The American Civil Liberties Union of Nevada has joined the National ACLU’s LGBT and AIDS Project to file a civil-rights lawsuit that could overturn a state law that criminalizes consensual encounters between same-sex teenagers, but not opposite-sex couples.
Nevada’s age of consent in 16, but the law dictates that sex between two minors under 18 is an “infamous crime against nature” if the two parties are of the same sex.
As used in this section, the “infamous crime against nature” means anal intercourse, cunnilingus or fellatio between natural persons of the same sex. Any sexual penetration, however slight, is sufficient to complete the infamous crime against nature.
It carries a possible five-year prison sentence.
The ACLU, which filed the suit on behalf of a “John Doe” client, maintains the law violates the Right to Equal Protection guaranteed in the 14th Amendment.
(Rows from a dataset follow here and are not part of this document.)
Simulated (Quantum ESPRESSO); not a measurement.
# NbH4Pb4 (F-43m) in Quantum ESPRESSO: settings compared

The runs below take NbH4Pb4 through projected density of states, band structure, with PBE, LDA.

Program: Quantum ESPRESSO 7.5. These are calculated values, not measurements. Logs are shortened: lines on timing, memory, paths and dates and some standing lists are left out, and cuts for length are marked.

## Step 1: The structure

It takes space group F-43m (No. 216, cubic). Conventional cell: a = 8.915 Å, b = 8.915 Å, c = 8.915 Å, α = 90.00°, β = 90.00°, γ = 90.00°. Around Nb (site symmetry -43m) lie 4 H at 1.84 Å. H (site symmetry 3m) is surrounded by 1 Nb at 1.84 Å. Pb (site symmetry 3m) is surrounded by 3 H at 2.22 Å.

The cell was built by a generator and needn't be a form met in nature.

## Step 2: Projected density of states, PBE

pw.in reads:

“Elko County prosecutors used the law to prosecute a minor for a consensual sexual relationship with another teenager even though both of them were above the age of consent,” said Staci Pratt, Legal Director for the ACLU of Nevada. “If the couple had been a boy and a girl rather than two boys, their conduct would not have been a crime.”
The teen was arrested last year on juvenile felony charges and later pleaded guilty to misdemeanor disorderly conduct. Pratt says the case underscored “the necessity of removing this discriminatory, homophobic relic from our statute books.”
The statute, enacted in 1979, remains on the books even though Nevada repealed laws against “crimes against nature” between consenting adults back in 1993 and the Supreme Court rule sodomy laws unconstitutional in 2003.